DAOS Architecture

DAOS is a high performance storage system for storing checkpoints and analysis files. DAOS is fully integrated with the wider Aurora compute fabric as can be seen in the overall storage architecture below.

Aurora Storage Architecture

DAOS Overview

Users should submit a request as noted below to have a DAOS pool created for their project. Once created, users may create and manage containers within the pool as they wish.

Note

This is an initial test DAOS configuration and as such, any data on the DAOS system will envtually be deleted when the configuration is changed into a larger system. Warning will be given before the system is wiped to allow time for users to move any important data off.

Pool Allocation

Email [email protected] to request a pool and provide which primary project you're on. The pool will be set to allow anyone in the project unix group to access the pool. Please request the capacity of allocation you would like.

Modules

Please load the daos/base module when using DAOS. This should be done when logging into the UAN or when using DAOS from a compute job script:

module load daos/base

Pool

Confirm you are able to query the pool via:

daos pool query <pool name>

Example output:

daos pool query software
Pool 050b20a3-3fcc-499b-a6cf-07d4b80b04fd, ntarget=640, disabled=0, leader=2, version=131
Pool space info:
- Target(VOS) count:640
- Storage tier 0 (SCM):
Total size: 6.0 TB
  Free: 4.4 TB, min:6.5 GB, max:7.0 GB, mean:6.9 GB
- Storage tier 1 (NVMe):
  Total size: 200 TB
  Free: 194 TB, min:244 GB, max:308 GB, mean:303 GB
Rebuild done, 4 objs, 0 recs

Container

The container is the basic unit of storage. A POSIX container can contain hundreds of millions of files, you can use it to store all of your data. You only need a small set of containers; perhaps just one per major unit of project work is sufficient.

Create a container

ALCF has provided a script, mkcont, to help create a container with reasonable defaults.
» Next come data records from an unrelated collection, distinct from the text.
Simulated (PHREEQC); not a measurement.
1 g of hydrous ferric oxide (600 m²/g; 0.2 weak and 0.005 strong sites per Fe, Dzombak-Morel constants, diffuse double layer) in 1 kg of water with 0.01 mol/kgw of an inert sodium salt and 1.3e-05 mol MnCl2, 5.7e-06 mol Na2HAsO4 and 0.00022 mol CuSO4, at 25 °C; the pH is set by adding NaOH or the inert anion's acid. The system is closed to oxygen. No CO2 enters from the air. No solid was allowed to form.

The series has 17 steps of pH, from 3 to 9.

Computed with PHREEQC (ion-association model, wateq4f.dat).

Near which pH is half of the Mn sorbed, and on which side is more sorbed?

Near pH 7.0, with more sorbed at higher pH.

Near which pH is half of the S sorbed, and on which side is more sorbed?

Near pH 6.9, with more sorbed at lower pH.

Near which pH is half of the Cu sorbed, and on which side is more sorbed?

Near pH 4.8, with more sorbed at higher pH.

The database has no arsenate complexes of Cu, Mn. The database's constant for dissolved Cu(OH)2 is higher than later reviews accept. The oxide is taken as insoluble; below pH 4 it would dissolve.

mkcont --type POSIX --pool <pool name> --user $USER --group <group> <container name>

Example output:

> mkcont --type=POSIX --pool iotest --user harms --group users random
>   Container UUID : 9a6989d3-3835-4521-b9c6-ba1b10f3ec9c
>   Container Label: random
>   Container Type : POSIX
>
> Successfully created container 9a6989d3-3835-4521-b9c6-ba1b10f3ec9c
> 0

Alternatively, the daos command can be used to create a container directly.

Mount a container

Currently, you must manually mount your container prior to use on any node you are working on. In the future, we hope to automate some of this via additional qsub options.

UAN

Create a directory to mount the POSIX container on and then mount the container via dfuse.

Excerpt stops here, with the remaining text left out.